Eugene Jarecki: The House I Live In

We hear soft piano music, projector clicking… “My family came to America fleeing persecution. […] As children, my brothers and I were taught that we were the lucky ones who made it out. But with that luck came responsibility. “Never again” didn’t just mean that people like us should not suffer. It means, others should not suffer either.”

With these lines opens the film by New-York based documentary filmmaker Eugene Jarecki, The House I Live In. Fragments of his personal memory deftly stitched together with collective memories primarily drawn from the public archival footage and interview material, The House I Live In captures heart-wrenching stories of those on the frontlines of the American longest war – the war on drugs. While America is concerned with overseas conflicts, a tacit war is taking place at home, effacing lives of its own people and inflicting damage on the society at large.

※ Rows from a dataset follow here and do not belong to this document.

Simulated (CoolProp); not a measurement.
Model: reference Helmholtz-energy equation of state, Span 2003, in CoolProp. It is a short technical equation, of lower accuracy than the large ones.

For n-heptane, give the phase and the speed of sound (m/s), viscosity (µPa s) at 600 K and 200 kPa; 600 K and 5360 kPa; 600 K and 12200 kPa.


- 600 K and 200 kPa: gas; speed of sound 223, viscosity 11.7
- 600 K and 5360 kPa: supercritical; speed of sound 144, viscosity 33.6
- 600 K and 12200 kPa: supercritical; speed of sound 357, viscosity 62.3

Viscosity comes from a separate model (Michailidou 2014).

A recepient of the Grand Jury Prize at the Sundance Film Festival 2012, The House I live In does not shine away from the complexity of the given issue; in fact, I believe, it embraces it. From the dealer to the grieving mother, from the inmate to the federal judge, from the addict to the physician, the film lays forward a patchwork of stories of all involved in this war. But as stories of personal struggles begin to transpire, the very problems associated with drug abuse start to seem just one part of an even larger problem facing the country. I reckon, the film brilliantly puts the American drug problem into a socio-historical and economic context, prompting us not to ignore it at our peril. In a tightly knotted sequence of interviews, the documentary portrays young yet smothered by life people from the improverished neighborhoods, barred from proper education, healthcare benefits, or employment; hence they are eventually trapped in the painful self-perpetuating cycle of illegal drug abuse.. As one advocates in the film, “when groups are denied access to the core economic engines in a society, they create their own out of prohibited economies.” Akin, the protagonists of the film work for the only company that exists in their company town – the streets.

The impressive statistics dropped mid-way into the film, stating that since 1971 the war on drugs has cost over 1 trillion dollars and resulted in more than 45 million arrests, yet during that time the illegal drug abuse has remained unchanged, are ostensibly there to demonstrate the ineffectiveness of the law enforcement policies. Because it is treated in isolation as a legal issue, the war on drugs has dramatically escalated and created havoc

over the course of this crusade. The House I Live In throws a spotlight on the ugly b-side of the American present criminal justice system and interrogates its usable past by tracing back the origin of the anti-drug laws in the US. Hastily hopping through the decades of the American anti-drug policies somehow leaves the viewer unsatiated and compels to long for a more thorough examination of the issue at hand. Overall, however, the film does the job well in informing the viewer about the origin of certain anti-drug policies that serve as a precedent for control of minorities in the socio-economic and political order of things, be it racial, class, or other.

The film raises another important question, “if law enforcement is visibly a failure in eradicating the drug problem, why is it still on a go?” As the film speculates on the whole prison-industrial complex, we learn that all sorts of people have a vested interest in keeping the system going. For instance, the police have certain financial incentives in mass incarceration of non-violent, low-level drug offenders since the police base pay depends on mere statistics. Far from the frontlines of the “war”, there is a whole range of corporations, i.e. gun manufacturers, private health care providers, phone companies, and whole communities that depend on prisons as their primary employer, hence they are deeply invested in the system of mass incarceration, too. “It is a self-fulfilling prophecy. You cannot stop it; you cannot afford to stop it.” The prison-industrial complex and tough-on-crime stance thus virtually guarantee the overwhelming number of non-violent, low-level drug offenders getting long sentences or life without parole.

The House I Live In addresses a broad array of private and public aspects and perspectives on the war on drugs in the US. While it certainly does overwhelm at times, the film succeeds in bringing to light the corrosive effects of misguided public policies, which are shaped by certain political or economic incentives. Apart from the sophistication of its telling, the film is brazen and thought-provoking. This social commentary delivered in the form of a docu-essay does not take a soft-shoe approach to the issue, which I appreciate. Instead, it pushes past social boundaries evoking the dimension of collective memories and centering social conditions and failure of law enforcement and misguided public policies. While I find the statement that denotes the war on drugs “a holocaust in slow motion” a bit far-fetched, I do understand that such a strong rhetoric might deem necessary in an attempt to overcome the legacy of bigotry, transcend structural impediments deeply entrenched in the society, and hopefully “transform a dungeoun of shame to a haven of dignity.”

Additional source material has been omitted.